There’s this thing where a British (or comparable) person is complaining about the weather.
“Bruv, it’s minus two bleedin’ degrees, ‘innit?” they’d say.
At this point, the Canadian would jump in.
“That’s nothing, dude. It’s minus thirty degrees here, eh?”.
Let me sort this out. As someone who’s recently been to both countries, I can say with absolutely certainty (in the social-scientific sense) that -3 degrees in London is just as cold as -30 degrees in Ottawa.
There’s some psychological factor in play — and since every ‘maladise’ in Psychology has a name, let me lay stake to this one and call it the Trinhian Cold-Factor (notice the odd placement of the ‘h’), or the TC-Factor. The TC-Factor says that the dominant contributor to one’s actual feelings of numbness primarily derives from one’s expectation of potential numbness.
So for example, when I’m in Canada during the winter, I’m expecting to have to deal with -20 degrees weather. Thus, anything lower is felt as cold. Anything higher is warm.
Immediately, I jump on a plane to Britain. I arrive expecting 10 degree weather, and instead I’m confronted with -3 degree weather. Hence I am now cold. It doesn’t actually matter what the temperature is.
This of course, like all Psychological studies, has been backed up with real, honest-to-God statistics and unbiased sampling (i.e. me).

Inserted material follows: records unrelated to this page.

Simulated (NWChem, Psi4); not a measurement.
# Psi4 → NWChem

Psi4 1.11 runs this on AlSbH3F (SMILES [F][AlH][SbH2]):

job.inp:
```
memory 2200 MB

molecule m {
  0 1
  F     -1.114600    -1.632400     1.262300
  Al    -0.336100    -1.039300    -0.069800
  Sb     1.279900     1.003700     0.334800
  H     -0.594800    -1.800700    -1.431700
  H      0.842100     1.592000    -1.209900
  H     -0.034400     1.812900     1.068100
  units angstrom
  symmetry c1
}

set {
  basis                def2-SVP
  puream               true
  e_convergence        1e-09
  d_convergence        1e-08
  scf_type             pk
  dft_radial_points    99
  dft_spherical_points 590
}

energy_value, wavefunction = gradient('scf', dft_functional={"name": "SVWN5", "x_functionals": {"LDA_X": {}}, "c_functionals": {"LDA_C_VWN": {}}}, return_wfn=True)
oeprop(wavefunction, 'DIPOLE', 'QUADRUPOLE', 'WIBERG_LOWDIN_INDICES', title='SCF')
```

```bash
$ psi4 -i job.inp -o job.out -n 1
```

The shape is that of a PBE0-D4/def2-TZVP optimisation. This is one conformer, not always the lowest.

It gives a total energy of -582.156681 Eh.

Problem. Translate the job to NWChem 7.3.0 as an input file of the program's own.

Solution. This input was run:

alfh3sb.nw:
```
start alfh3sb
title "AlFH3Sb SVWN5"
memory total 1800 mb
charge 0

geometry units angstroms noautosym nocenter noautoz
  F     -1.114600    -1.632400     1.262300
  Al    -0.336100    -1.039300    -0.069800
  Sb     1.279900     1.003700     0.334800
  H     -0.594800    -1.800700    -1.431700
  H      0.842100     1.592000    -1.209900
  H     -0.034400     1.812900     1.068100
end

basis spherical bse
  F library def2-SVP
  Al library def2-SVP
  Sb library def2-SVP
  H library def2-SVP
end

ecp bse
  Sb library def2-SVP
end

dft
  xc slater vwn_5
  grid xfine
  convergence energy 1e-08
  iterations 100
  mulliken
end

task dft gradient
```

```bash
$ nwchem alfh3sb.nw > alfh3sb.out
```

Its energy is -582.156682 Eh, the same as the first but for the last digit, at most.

Thus, it has nothing to do with Canadians being tougher than the rest of the world. We need to stop acting like we’re tougher. We’re not.
What we are, however, is a morosely pessimistic country.
Because the worst we expect, the better we feel.
That’s why so many people are unwilling to move to Canada, see? It’s not they they can’t handle it physically. It’s that they simply cannot imagine being in a circumstance for which they have to wake up each and every day, and then look forward to that fantastic feeling of stepping outside in the morning, only to have their snot suddenly and seemingly inexplicably crystallize in their nose.
Rad Sujanto says,
That’s sounds reasonable. -3 degree, however, is still ‘warmer’ than -30! Honestly I don’t know where Ottawa exactly is on the map but I think if they arrive in somewhere like London with its -3 degree tempt they’ll still feel a bit warmer. It’s like Alaskans arriving in warmer countries in South East Asia where they get more sun light.